Thrashing it out
Since I wrote about living off past successes, laurels, rentals and suchlike, I have had a couple of suggestions about interesting expressions – people just seem to like certain turns of phrase, even though it’s difficult to say why. “Dále caña” is one I hear used a lot by members of my family, usually in connection with driving (where it is used to encourage the driver in front to put his foot down, instead of behaving like a Sunday driver, “dominguero”, and creeping along the motorway “pisando huevos”, walking on eggshells).
‘Caña’ must come from ‘cane’ and be something to do with beating and thrashing and generally stepping up one’s efforts. My English-speaking relatives are quite fond of saying “Give it some welly” in the same circumstances as the Spanish ones give it some ‘caña’.

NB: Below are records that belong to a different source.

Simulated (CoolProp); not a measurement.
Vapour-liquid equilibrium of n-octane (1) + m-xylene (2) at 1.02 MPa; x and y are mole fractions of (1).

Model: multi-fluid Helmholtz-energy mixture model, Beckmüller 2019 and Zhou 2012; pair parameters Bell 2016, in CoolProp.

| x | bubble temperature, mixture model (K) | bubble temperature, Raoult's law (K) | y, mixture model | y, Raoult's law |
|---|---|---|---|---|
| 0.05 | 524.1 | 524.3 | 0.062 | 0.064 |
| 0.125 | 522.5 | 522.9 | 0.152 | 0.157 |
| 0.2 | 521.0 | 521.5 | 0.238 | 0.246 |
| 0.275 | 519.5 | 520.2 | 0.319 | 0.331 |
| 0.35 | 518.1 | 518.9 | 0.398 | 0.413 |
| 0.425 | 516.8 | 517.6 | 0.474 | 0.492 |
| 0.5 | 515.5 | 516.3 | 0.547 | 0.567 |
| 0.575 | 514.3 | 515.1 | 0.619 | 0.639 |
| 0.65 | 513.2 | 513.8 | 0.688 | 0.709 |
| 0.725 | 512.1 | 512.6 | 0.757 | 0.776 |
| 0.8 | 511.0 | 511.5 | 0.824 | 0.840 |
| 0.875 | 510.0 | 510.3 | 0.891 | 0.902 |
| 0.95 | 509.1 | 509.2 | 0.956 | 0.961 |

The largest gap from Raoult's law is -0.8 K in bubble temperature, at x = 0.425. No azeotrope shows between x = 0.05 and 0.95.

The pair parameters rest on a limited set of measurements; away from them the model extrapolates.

And what about “el trapicheo que se trae”? I know what ‘trapicheo’ is – there’s quite a lot of this conniving wheeler-dealing funny business around right now, but I wonder where it came from?
And what about “moonlighting”? In Spanish you can have a “pluriempleo”, multiple jobs or some kind of clandestine employment, but where is the moonlight in that?
Any ideas, as always, gratefully received
Filed under: Spanish language by Liz Parry



Hi, Liz,
I´m very fond of this kind of blog where a native speaker writes about the Spanish language. It´s an interesting contrastive article which helps me understand better the English language ( and sometimes the Spanish language ).
“Dale caña” is a phrase which I´ve used myself quite a lot and still use occasionally. As you say, I suppose it comes from using a cane to thrash something.
“el trapicheo que se trae” is very common too. I would translate it as “wheeling and dealing”. I haven´t got the foggiest where it comes from.
Obviously, there is no “moonlighting” in “pluriempleo” but I imagine that moonlighting can easily refer to having a day job and an evening job.
Well, I´m off. Esta semana el Málaga le va a dar caña al Athletic ( I hope ).
Dear Liz Parry,
It was good to find this kind of comment on line. I wonder if you or Francisco Javier Martín or other readers could help with the origins of the name ‘Costa Blanca’ – and its connection to other names given to the areas of the Spanish coastline. They may have come into international use because of tourism, but did they exist (before say the 1960s) in the minds of Spanish speakers?
The Costa del Azahar, the Orange Blossom Coast, from Gandia north to Valencia, the Costa Blanca from Denia/ Gandia south to Torrevieja, the Costa Calida south of Torrevieja, Costa Almeria, and the Costa del Sol are the major seaside tourist areas. Their names and their qualities overlap eg there are orange orchards( Costa de Azahar) in the northern Costa Blanca so it may be that the tourism industry invented the boundaries.(Costa Arroz would not have been as attractive as Costa Azahar would it? But south of Valencia are the rice paddies contributing to the area’s paellas). Is there any evidence that these names existed from earlier times, I wonder?
Costa Blanca could be so-called because of the ‘whitish’ cliffs from Denia southward to Calpe but they are not as white as those at Dover! Certainly there are small beaches backed by cliffs on extensive areas of the Northern Costa Blanca. Or could the name come from the colour of the sand? But isn’t it whitish almost everywhere on the Med coast? Could ‘white’ refer to the light of the high sun in a clear sky? Or the colour of the houses?
Two points: what is the white in Costa Blanca? Did the names exist before tourism?
I’m not sure who will read this message, but as a long-term resident of Japan, and longing to re-establish contact with a Vernon Hall who once lived here (in Takamatsu) I’m simply writing to ask whether the Vernon Hall who is blogging about the Costa Blanca might be the Vernon Hall once resident here.
If so, please get in touch!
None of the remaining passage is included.